In his first assignment of error, defendant contends that the trial court should not have entertained plaintiffs motion for judgment n.o.v. because plaintiff had not made the prerequisite motion for directed verdict in accordance with the North Carolina Rules of Civil Procedure. G.S. 1A-1, Rule 50. Defendant correctly notes that a directed verdict made at the close of the evidence is an absolute prerequisite to a motion for judgment n.o.v. Gibbs v. Duke, 32 N.C. App. 439, 232 S.E. 2d 489, disc. rev. denied, 292 N.C. 640, 235 S.E. 2d 61 (1977); Glen Forest Co. v. Bensch, 9 N.C. App. 587, 176 S.E. 2d 851 (1970). Rule 50(a) provides that “[a] motion for a directed verdict shall state the specific grounds therefor.” Because plaintiffs counsel indicates that the directed verdict motion was made “for record purposes only,” because no specific grounds were stated, and because counsel for plaintiff chose not to argue it, defendant contends that the motion was not a proper motion under Rule 50(a) and that the later motion for judgment n.o.v. was thus not properly before the trial court. This contention is without merit.

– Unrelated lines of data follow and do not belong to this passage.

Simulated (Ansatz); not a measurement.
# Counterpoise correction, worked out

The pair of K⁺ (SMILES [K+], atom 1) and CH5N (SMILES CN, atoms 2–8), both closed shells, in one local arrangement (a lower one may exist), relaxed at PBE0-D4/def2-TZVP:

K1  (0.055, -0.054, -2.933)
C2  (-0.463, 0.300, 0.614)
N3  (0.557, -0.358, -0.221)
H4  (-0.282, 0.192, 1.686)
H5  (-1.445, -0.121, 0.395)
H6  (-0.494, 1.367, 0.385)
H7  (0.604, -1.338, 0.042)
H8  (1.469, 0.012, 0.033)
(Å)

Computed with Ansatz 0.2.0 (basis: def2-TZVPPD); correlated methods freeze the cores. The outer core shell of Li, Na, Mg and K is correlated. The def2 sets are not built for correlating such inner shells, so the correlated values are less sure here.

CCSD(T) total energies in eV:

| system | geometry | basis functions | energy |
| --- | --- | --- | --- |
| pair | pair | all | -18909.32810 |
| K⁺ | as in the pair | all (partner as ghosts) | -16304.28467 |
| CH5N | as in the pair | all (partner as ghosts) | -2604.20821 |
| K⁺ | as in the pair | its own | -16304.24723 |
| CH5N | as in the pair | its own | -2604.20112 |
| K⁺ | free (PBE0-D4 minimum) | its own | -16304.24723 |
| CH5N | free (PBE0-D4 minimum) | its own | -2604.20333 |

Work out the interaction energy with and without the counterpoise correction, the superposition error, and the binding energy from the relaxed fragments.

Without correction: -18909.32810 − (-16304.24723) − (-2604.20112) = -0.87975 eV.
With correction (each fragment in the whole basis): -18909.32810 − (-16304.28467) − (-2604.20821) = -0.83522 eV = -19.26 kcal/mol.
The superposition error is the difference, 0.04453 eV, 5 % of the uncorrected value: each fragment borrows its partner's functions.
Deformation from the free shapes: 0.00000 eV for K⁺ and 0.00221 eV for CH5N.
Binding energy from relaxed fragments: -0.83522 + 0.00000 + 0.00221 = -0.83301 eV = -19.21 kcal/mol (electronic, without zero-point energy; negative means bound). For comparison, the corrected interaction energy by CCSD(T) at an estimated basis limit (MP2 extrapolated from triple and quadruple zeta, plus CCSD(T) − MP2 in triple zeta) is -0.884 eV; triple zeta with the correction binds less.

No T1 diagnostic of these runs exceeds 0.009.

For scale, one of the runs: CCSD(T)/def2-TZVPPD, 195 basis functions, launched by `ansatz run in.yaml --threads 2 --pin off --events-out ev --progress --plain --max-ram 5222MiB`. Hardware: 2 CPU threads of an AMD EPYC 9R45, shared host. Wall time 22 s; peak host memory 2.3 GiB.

Although plaintiff raised three issues in her complaint — paternity, custody and support — only the paternity issue was before the jury. Searcy v. Justice, 20 N.C. App. 559, 202 S.E. 2d 314, cert. denied, 285 N.C. 235, 204 S.E. 2d 25 (1974). Defendant had raised by counterclaim the issue of fraud. When plaintiff made her motion, evidence had been presented only on these two issues. Obviously, the paternity issue had to be decided before the court could decide the issue of fraud. Just as obviously, it was the paternity issue that was the focus of plaintiffs motion. Counsel indicated as much when the motion was made. The obvious, if unstated, grounds for plaintiffs motion, as with any *417directed verdict motion made by a party with the burden of proof, was that the evidence established the fact in issue so clearly that no inference to the contrary could be drawn by a jury. Snipes v. Snipes, 55 N.C. App. 498, 286 S.E. 2d 591, aff’d per curiam, 306 N.C. 373, 293 S.E. 2d 187 (1982). While the better practice is to state specific grounds for a directed verdict motion, it is not necessary where, as here, the issue is identified and the grounds for the motion are apparent to the court and the parties. Humphrey v. Hill, 55 N.C. App. 359, 285 S.E. 2d 293 (1982). Even if the grounds were not apparent, we note that defendant waived his objection to the form of the motion by failing to note an objection at trial. Id.; Byerly v. Byerly, 38 N.C. App. 551, 248 S.E. 2d 433 (1978). Plaintiffs motion for judgment n.o.v. was properly entertained by the trial court and defendant’s first contention is without merit.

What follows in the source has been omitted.